The Federal Reserve has announced a 0.25% increase in its benchmark interest rate, raising it to a new range of 5%-5.25%. The decision was unanimous among the voting members of the Federal Reserve Open Market Committee (FOMC), the Fed committee that decides on policy. This move marks the central bank’s most aggressive rate-hiking campaign since the 1980s, with rates having increased by 5 percentage points since March 2022.
The Inflation Concerns
The Federal Reserve’s decision comes amidst concerns over inflation, with officials still viewing it as elevated. However, the bank has left its options open on future rate hikes, saying that these will be contingent on the impact of previous rate hikes on the economy and financial developments. The Fed’s statement notes that tighter credit conditions for households and businesses are likely to weigh on the economy, hiring, and inflation, although the extent of these effects remains uncertain.
Fed raises interest rates 0.25% in an attempt to tame inflation
Importance of Flexibility
Federal Reserve Chair Jay Powell, in his press conference on Wednesday, stressed the importance of remaining flexible on future policy decisions, saying: “A decision on a pause was not made today.” Powell did indicate that among members of the FOMC, “there’s a sense that we’re…much closer to the end of this than the beginning.”
Economist Jay Bryson of Wells Fargo suggested that the Fed’s decision could be considered a “hawkish pause.” However, the decision to hike rates further will depend crucially on incoming data over the next six weeks.
Powell also discussed the ongoing bank crisis, with the FDIC having brokered a sale of First Republic (FRC) to JPMorgan (JPM) last week. He noted that “conditions in that sector have broadly improved since early March, and the US banking system is sound and resilient.”

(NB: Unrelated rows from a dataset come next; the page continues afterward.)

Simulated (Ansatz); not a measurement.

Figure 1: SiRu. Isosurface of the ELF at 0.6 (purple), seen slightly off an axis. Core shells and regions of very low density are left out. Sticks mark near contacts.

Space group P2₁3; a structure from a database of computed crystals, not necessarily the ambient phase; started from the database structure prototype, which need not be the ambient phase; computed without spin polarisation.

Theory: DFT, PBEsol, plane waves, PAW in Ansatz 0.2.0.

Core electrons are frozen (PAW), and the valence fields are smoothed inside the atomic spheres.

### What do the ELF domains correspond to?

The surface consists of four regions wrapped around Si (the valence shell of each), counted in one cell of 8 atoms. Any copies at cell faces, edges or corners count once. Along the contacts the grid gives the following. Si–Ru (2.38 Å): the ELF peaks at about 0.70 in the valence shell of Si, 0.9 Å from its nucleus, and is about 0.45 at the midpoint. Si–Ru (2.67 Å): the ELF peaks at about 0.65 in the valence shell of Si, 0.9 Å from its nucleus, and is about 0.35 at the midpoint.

A shift in financial policy
The Fed’s decision to raise interest rates marks a significant shift in monetary policy, with the bank having replaced its framing from March with new language that considers the extent to which additional policy firming may be appropriate. The Fed noted that future rate hikes will be determined by a range of factors, including the cumulative tightening of monetary policy, the lags with which monetary policy affects economic activity and inflation, and economic and financial developments.